Waste collection and recycling company Mr Binman that employs more than 100 people in South Tipperary says jobs are not under threat despite the appointment of an interim examiner to the group last week.
A spokesman for Mr Binman said it was business as usual for the company, which directly employs 331 people and provides indirect employment to around 280 more.
“The priority for the company is to protect jobs and it is fully confident those jobs will be safeguarded,” he told The Nationalist on Monday.
In the High Court last Wednesday, October 12, Justice Mary Finlay Geoghegan appointed Billy O’Riordan of PricewaterhouseCoopers as Interim Examiner to the Mr Binman Group, which provides services to both household and commercial customers throughout the south of the country.
The Interim Examiner was also appointed to subsidiary companies Greenport Environmental Ltd, Rural Refuse & Recycling and Clearpoint Recycling Ltd (the Binman Group), which is based in Carrick-on-Suir.
A full hearing of the company’s application for Examinership was scheduled to take place before Justice Finlay Geoghegan in the High Court yesterday (Tuesday).
In a statement issued last week, Mr Binman said that following a decision by Bank of Scotland (Ireland) to withdraw its support, the company’s directors took the decision to petition for examinership to provide the above companies with High Court protection while management negotiated a restructuring of its debts and new equity investment for the companies. They believed it was the best option for all involved in the business.
As part of the Examinership process, the waste company said it was proposing a viable business plan that will ensure its long-term viability through new investment that will allow it to safeguard up to 600 jobs.
Mr Binman said it would work with the Examiner using the time to negotiate with potential investor, and a number of parties have expressed their interest in the company.
“The High Court was advised that an investor has indicated a willingness to invest sums in each of the companies in order to fund a Scheme of Arrangement and to provide additional working capital facilities,” the statement explained.
“A letter of comfort has been made available by the proposed investor which can be submitted to the Court on a confidential basis under s.31 of the Companies (amendment) Act 1990.
“Over the last 18 months the company has found itself at the mercy of Bank of Scotland Ireland, a foreign owned bank, who’s sole objective now in the Irish market is to run down its loan book.

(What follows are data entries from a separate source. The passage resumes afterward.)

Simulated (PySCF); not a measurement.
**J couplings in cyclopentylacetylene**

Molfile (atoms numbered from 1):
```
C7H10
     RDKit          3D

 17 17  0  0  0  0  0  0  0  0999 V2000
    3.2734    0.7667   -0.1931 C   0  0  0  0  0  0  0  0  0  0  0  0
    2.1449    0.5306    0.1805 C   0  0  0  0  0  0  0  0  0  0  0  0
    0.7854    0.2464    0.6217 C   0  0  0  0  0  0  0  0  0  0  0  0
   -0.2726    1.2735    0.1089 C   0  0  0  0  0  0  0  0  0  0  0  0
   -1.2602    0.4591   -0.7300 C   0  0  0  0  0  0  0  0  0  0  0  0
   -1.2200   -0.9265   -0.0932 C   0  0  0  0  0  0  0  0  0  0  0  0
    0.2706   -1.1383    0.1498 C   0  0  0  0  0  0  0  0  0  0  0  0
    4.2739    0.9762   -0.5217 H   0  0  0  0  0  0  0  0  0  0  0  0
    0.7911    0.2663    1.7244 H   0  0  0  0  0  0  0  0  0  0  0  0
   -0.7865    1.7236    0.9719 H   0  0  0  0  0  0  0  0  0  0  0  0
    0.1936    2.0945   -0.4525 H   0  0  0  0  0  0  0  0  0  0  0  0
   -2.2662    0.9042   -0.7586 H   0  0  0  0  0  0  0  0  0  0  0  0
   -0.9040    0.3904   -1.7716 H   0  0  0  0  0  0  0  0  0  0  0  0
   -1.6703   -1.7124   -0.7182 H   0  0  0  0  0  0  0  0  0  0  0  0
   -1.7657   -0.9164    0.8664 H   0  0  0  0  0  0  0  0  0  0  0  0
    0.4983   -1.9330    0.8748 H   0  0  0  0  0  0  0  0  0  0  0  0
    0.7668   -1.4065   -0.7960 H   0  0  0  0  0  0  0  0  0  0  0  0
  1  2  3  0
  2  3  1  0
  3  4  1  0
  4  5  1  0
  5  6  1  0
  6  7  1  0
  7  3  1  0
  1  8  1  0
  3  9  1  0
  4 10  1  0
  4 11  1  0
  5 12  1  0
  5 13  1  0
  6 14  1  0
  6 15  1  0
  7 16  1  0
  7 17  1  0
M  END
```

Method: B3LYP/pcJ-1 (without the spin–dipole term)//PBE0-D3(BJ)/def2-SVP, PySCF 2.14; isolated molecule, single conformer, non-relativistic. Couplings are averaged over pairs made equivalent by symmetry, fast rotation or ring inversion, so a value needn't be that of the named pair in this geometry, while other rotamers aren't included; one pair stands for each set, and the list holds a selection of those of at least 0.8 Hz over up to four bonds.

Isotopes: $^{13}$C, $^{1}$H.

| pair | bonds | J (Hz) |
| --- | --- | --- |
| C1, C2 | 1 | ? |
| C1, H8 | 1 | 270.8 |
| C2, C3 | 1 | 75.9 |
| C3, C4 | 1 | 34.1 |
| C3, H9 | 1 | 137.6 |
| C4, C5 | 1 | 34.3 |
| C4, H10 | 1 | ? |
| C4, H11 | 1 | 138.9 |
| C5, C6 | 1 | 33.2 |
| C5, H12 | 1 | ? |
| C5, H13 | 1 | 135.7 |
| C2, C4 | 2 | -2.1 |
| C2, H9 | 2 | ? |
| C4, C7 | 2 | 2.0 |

“The company has been able to weather this difficult situation to date, however things have now come to a head, where we need to source an alternative provider of working capital to ensure the survival of this indigenous Irish company.”
The statement went on to say that Mr Binman traded very successfully up until the end of 2008.
However, as the economic downturn took hold, revenues generated from the provision of waste collection services to the construction sector declined dramatically.
“Throughout this period, the company sought to negotiate revised credit facilities with Bank of Scotland (Ireland) and to restructure its outstanding debt to deliver a sustainable business model in line with lower than projected earnings.
“Regrettably, Bank of Scotland (Ireland) failed to engage meaningfully in this process, leaving the Company no alternative but to seek Examinership.
“Over the past three years, the company has implemented a comprehensive cost reduction programme and achieve increased efficiencies throughout its operations.”
Mr Binman paid tribute to the “hard work and dedication” of staff and management, which ensured it had consistently outperformed its competitors and was in a very strong position to trade through these challenging market conditions provided its capital structure is addressed.